CEP News interviewed me several weeks ago for a story about a home buyer who decided to purchase a house with a rental unit as a way to spend a little more for his home than he qualified for without the rental income.
Income is one of the most important factors banks look at when qualifying you for a mortgage. If you decide to purchase a home with a legal rental unit, lenders will typically take that rental income into account when qualifying you for a mortgage. The additional income usually means that you can spend more on your home.
Even if you’re not looking to spend more on your home, buying a house with a rental unit is a great way to pay down your mortgage faster. The additional income can cut the life of your mortgage in half.
If you are thinking of buying a house with a rental unit, here are a few things you should consider:
You may come across a lot of listings that have the following in their description:
Agent and seller do not warrant the retrofit status of the rental unit
This means that the rental unit probably doesn’t comply with the current fire code, a common problem among homes with rental units. The most common problem with units that don’t comply is that they do not have two exits. If the rental unit you are looking at does not have two exits keep an eye out for places where you might be able to add a second exit. A large window may make for a good second exit for the unit.
Most houses with rental units in the city of Toronto are not legal. By legal I mean to say that the house is registered as a single family dwelling not a multi-family dwelling. This would happen if the renovations to convert the single family house into a two or three unit house were never approved by the city. As far as the city is concerned the home should not be used as a multi unit dwelling. If the rental unit is not legal your lender may not take the rental income into account when qualifying you for a mortgage.
Research your competition
Invest some time to research comparable rentals in the area. First see what other homeowners in the area are charging for their rental units. You can do this by looking up rentals on Craigslist, myhood.ca or viewit.ca. You also want to see what larger apartment buildings are charging in your area. Do their apartments include heat and hydro? Do they include parking? In what condition are the units in? Are there a lot of vacant units in the area? All of these questions will help you come up with a good estimate for the rental income you might receive should you decide to buy the house.

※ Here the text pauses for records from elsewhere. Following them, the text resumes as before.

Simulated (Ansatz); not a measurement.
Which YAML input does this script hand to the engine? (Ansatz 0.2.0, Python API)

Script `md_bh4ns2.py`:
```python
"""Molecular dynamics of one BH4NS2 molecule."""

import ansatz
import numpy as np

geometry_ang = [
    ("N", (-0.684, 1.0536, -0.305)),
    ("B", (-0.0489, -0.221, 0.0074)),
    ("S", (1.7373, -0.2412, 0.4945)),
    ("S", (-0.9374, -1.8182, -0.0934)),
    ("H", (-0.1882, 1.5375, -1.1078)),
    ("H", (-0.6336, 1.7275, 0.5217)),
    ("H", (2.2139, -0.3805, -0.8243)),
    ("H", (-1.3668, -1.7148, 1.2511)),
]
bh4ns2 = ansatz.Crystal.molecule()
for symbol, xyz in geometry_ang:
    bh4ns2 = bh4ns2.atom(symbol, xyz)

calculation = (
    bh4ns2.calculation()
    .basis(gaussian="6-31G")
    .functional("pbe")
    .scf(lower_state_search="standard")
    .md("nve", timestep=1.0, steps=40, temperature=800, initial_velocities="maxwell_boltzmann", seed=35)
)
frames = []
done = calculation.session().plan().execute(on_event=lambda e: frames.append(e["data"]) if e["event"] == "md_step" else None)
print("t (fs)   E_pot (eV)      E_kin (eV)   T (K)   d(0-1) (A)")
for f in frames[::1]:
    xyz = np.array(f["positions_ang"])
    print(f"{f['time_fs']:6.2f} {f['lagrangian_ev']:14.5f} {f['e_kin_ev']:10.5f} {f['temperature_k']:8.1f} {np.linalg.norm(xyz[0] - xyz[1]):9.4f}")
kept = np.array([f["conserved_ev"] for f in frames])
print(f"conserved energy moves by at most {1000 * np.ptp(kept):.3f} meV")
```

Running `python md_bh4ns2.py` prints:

Be Prepared For a Little Noise
No matter how much soundproofing you put between the units, you’ll never be able to eliminate all of the noise between them. The noise might make you feel like a renter in your own home but the additional income will leave you far better off in the long term.
Update the Unit
You’ll be able to find a better tenant faster if the unit looks clean and well kept. Updates don’t always have to be expensive. You may want to rip out the old carpet and replace it with laminate flooring. Instead of replacing the kitchen you can easily paint the cabinets and replace the hardware to give it a great new look.
Wait for the Right Tenant
Don’t rush to rent your apartment. Once your tenant is living there it can be hard to evict them out should you have problems with them. You can weed out most nightmare tenants with a thorough application process. If you have a good feeling about the applicant and they pass your application process then you’ve probably found the right person.
Be Thorough When Reviewing Applications
All potential tenants should fill out an application. Make sure to follow up with their references which includes their previous landlords. Check their ID and ask them for a current pay stub, not an employment letter. Pay stubs are a little harder to forge. You are checking to see if this potential tenant can actually afford to pay the rent each month. Here are a few red flags to watch out for when reviewing their application:
- A tenant who has a history of staying at apartments for under a year is not a good sign.
- If the applicant is a student ensure their parent cosigns the lease and have the parent fill out the same application. Go through the same steps with the parent as you would with any otehr applicant. You want to make sure that the parent’s income can support the rent should their child fall short several months.
- When you call their current landlord ask them if they have had any issues regarding noise or non-payment of rent. Also ask them if the tenant has caused any damage to the unit or to the building.
- Tenants who have caused problems at their current apartment may not be willing to give their current landlord as a reference. I had one such applicant fraudulently give me their friend’s name and phone number under the contact information for their current landlord. The fact that the friend didn’t know the first thing about real estate or property management made it pretty clear to me that the person on the phone was not their current landlord. If you have doubts as to whether or not the person you are talking to is actually the applicant’s current landlord ask them several specific questions to see how they react. Do they own the building or do they work for a property management company? What’s their company name? How long have they worked at or owned the building? How many units are in the building? The average friend may not be ready to answer these kinds of questions.
- Do they have a steady job? Do they switch jobs every few months?
You can use Rent Check to check your applicant's credit history.
Sign a Lease
Make sure you sign a lease with your tenant. Your lease will clearly outline what your tenant is obligated to pay for the unit and what’s included in the price. Is heat, hydro, cable, internet, parking included? You want to make sure all the details are clear. You can pick up a standard lease from Dye & Durham.
Know the law
Bookmark the Landlord and Tenant Board's website. It has a lot of useful information including answers to many common questions that are of concern to landlords. If you are having problems with your tenant document everything and take action immediately. Don’t let problems drag on for months.
Be a good landlord
Take your tenants concerns seriously and address their work requests in a timely fashion. Work hard to keep your tenants happy. It will pay off in the long run.